Mr Rabner said Mr Lakhani had "spent more than a year and a half eagerly trying to make this deal happen ... all the time issuing advice on how to shoot planes out of the sky to shake the US economy". He claimed Mr Lakhani had suggested targeting 10 to 15 airports at the same time, noting that each commercial airliner would carry an average of 400 people.
The busiest flight days, he was alleged to have said, were Mondays and Fridays.
He added that there was a "mood of celebration" in the hotel room moments before it was raided by FBI and customs officers. But Mr Lakhani claims he was set up in a multinational sting operation involving US and Russian intelligence agencies.
His defence lawyer, Henry Klingeman, will argue that as there was no real buyer, no real seller and no real missile - the weaponry Mr Lakhani is alleged to have been passing on was fake - there is no real case. Mr Lakhani bought the only rocket in question from a Russian intelligence agent and was about to sell it to the FBI.
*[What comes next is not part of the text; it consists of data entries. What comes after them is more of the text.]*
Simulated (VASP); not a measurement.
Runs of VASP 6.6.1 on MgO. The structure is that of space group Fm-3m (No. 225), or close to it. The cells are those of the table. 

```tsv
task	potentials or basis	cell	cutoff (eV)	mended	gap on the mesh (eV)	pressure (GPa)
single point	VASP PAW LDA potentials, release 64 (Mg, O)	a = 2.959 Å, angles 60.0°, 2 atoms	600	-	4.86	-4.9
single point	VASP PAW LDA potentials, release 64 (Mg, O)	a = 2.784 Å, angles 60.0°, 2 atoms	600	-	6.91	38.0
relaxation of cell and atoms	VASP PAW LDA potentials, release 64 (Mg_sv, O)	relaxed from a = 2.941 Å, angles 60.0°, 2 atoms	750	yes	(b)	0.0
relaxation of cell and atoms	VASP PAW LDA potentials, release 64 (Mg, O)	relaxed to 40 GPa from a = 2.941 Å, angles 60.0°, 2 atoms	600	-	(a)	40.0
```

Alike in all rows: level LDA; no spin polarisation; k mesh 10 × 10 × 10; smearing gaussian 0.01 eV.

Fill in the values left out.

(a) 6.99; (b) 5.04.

"They were looking for somebody. After September 11, they couldn't find or pick up anybody," Mr Lakhani said in a recent interview with the Press Association from Passaic county jail in New Jersey, where he has been since his arrest near Newark airport.
"The only way to find someone was to make a scapegoat."
Mr Lakhani claims he was entrapped by the US agent, who kept offering more money whenever he failed to find any missiles.
"He'd say I've got $20m (£10.6m), I've got $10m, I've got so many million. All these temptations and temptations."